By Chris Martin
In August 2016, I was beginning a third year of full-time graduate school, working a full-time job, and serving in our church’s student ministry. It was a busy season, and I was stressed. Around that time, my wife began experiencing a sort of persistent anxiety she never had before, and it even resulted in a few rough panic attacks. With the help of a doctor and a counselor, she was able to fight the anxiety, and I was able to support her through it.
While supporting Susie, I was a strong, encouraging husband, but it’s like my body was just storing up my own stress to be released later. A few weeks after Susie’s panic attacks subsided, I got sick. I felt anxious like I never had before, and I became unduly overwhelmed. It felt like I was drowning in work, school, and life in general. In the face of what seemed insurmountable work and life circumstances, I was not relying on the Lord to be my strength. I was relying on myself.
In Nehemiah 6, the wall was finally rebuilt despite attempts to sabotage the work of Nehemiah and the others. The conspirators—Sanballat, Tobiah, and Geshem—sent a message to Nehemiah in an attempt to lure him away from his work at the wall and to do him harm. They did not want him to succeed in the work the Lord had set out for him to do.

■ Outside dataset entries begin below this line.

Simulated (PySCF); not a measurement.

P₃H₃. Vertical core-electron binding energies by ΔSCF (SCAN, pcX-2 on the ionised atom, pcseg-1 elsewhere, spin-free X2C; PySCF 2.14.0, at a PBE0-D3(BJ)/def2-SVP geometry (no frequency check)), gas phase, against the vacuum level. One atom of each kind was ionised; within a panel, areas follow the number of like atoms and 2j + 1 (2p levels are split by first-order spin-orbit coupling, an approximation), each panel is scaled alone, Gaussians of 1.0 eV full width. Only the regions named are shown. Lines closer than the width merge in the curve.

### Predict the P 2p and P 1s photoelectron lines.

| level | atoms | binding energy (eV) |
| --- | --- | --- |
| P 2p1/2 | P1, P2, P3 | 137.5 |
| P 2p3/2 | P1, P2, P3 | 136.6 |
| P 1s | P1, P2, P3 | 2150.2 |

But Nehemiah saw through the veiled attempts to undermine him. He said of the man who delivered the threatening message, “He was hired, so that I would be intimidated, do as he suggested, sin, and get a bad reputation, in order that they could discredit me” (v.13). Nehemiah was given a task by God. He was not going to let the intimidation of man prevent him from obeying God. And so in the midst of many attempts to distract and discredit him, Nehemiah says, “But now, my God, strengthen my hands” (v.9).
The Lord has called you to a work. Whether it is parenting your children, teaching a squirrely third grade class, manufacturing auto parts, or leading a church—He has called you to a work that He intends for you to use for His glory, not your own (Ephesians 2:10). Others, including Satan, may try to assail you. In the face of these attacks, you can choose to trust in your own strength for deliverance. Or you can rely on the Lord to strengthen your hands.